BIOGRAPHY- by Eugene Chadbourne
Chris Griffin is a name worth knowing if a listener enjoys the trumpet. No less an expert than Duke Ellington said so. He once picked out the line-up of Harry James, Ziggy Elman and Griffin as “the best trumpet section of all time,” a moment of generosity as well as brass appraisal since this trumpet trio was an aspect of Ellington’s stiffest competition, the Benny Goodman band. Nicknamed “steel lips,” Griffin is one of those trumpeters who got the part with the high notes and can be sampled on a pile of recordings that if secured atop each other might seem to be heading for some of the pitches Griffin hit, at least symbolically.
He began as a pianist when he was only five, dropped music for a few years and then began the trumpet at 12. Still his interest flagged until a neighbor friend who played piano came up with the idea of starting a band. This was just the beginning of a life in which Griffin probably spent more time on bandstands than anywhere else, with recording studios coming in a close second. At 15 he was playing in a New York City dance hall; at 18 he had begun working with performers whose names have retained the gleam of fame over the decades. He played until 1934 with bandleader Charlie Barnet, took off for a spell to back up crooner Rudy Vallee and was doing studio assignments for CBS when Goodman hired him.
Between several stints in the latter band the trumpeter continued studio work and freelanced in bands led by Miff Mole and Teddy Wilson, among others. Jimmy Dorsey was the first name written in his datebook for 1940 but doesn’t appear again past the spring months. Goodman seemed to make sure this trumpeter was in the section whenever he assembled an important recording date. Since Griffin logged something like three decades of service to the CBS studios, where Goodman also did much work, this wasn’t too difficult to arrange.
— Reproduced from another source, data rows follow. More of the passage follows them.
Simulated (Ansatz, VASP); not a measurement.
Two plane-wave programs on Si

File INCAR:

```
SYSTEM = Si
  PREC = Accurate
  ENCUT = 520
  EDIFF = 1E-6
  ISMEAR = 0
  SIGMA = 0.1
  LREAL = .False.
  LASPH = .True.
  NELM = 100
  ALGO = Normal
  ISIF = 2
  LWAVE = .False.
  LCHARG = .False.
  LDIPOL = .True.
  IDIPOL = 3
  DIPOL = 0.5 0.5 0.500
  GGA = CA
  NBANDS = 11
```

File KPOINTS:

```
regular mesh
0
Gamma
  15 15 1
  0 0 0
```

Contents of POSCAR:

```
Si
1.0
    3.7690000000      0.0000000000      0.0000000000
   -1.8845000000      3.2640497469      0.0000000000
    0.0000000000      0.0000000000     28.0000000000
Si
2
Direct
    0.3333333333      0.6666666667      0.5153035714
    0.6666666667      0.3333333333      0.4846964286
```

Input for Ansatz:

During the ’60s Griffin branched out to open a school of music with fellow high note man Pee Wee Irwin. Bandleader Warren Covington took the trumpeter out on the road in the ’70s, including a European tour. After the ’80s Griffin seems to have stepped back from active service to the jazz community. On the subject of touring, those fans of bed and breakfast spots who stop by the Griffin House Bed and Breakfast in Jeffersonville, New York, would have the opportunity to visit something of a shrine to good old “steel lips.” The establishment is run by the trumpeter’s son, Paul Griffin, who set up a “Griffin Room” on the second floor in honor of his father’s career.